Negative equity

Discussion in 'Economics' started by morganist, Apr 28, 2011.

  1. I was just thinking in the early nineties there was a negative equity trap. People bought houses and the price went down. The mortgate was worth more than the house and people had to pay the mortgage off because they had a contract. The same situation exists today where people have paid enormous amounts for their house and are locked into a mortgage. If the house prices fall, which they will, unlike the nineties when the market recovered quickly it could be a situation where people end up owing a mortgage on a property that is worth far less for their whole life.
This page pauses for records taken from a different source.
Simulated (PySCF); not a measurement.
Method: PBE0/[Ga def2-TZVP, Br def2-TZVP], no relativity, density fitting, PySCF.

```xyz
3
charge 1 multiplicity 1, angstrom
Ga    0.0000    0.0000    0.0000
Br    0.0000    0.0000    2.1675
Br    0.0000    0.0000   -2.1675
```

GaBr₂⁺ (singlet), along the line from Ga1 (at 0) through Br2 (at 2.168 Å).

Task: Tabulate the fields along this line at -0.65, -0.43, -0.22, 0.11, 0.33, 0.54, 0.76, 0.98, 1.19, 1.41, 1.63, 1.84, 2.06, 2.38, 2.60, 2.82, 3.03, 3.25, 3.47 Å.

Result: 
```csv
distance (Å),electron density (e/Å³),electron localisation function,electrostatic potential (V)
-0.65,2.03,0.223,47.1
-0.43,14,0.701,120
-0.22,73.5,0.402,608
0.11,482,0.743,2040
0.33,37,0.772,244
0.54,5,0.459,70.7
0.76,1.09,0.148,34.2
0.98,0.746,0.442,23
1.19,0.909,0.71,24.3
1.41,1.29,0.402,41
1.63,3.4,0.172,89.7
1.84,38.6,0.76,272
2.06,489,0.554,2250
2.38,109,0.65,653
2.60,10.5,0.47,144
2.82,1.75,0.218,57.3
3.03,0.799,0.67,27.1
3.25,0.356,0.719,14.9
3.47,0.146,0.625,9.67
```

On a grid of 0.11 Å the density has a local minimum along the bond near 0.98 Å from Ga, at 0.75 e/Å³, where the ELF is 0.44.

    I was wondering if any of you had an opinion on this. Do you think it is likely?
  2. 1) Dude, you were around from 2007 until yesterday, weren't you?
    2) Do you live outside the USA? :confused:
  3. I live in the UK. The property crash is yet to happen. And the prices are the most overpriced in the world.
  4. etile


    non-recourse loans. walk away.
  5. 1) Okay. :)
    2) Were there certain price segments in the market that declined? :confused:
    3) There must be a massive construction boom taking place that will satiate the market to bring about the eventual/expected/certain collapse of the market. Britain will go back to being a nation of renters. :eek: :( :mad:
  6. As unfair and bitterly cruel this is, it's true. You've nailed it. Be careful when you buy a house.
  7. Two words; strategic default.
  8. I don't know if you can do that in the UK without going bankrupt. Also with the amount of debt in the UK if everyone went bankrupt a whole generation would lose their pension.

    The UK property market is super inflated and a lot of people have their future pension in it. They plan to sell it and live of the money. If the crash happens they will no longer be able to do this.

    I don't think people will be able to walk away from the debt like in other countries. I think it will be held over them for the rest of their life.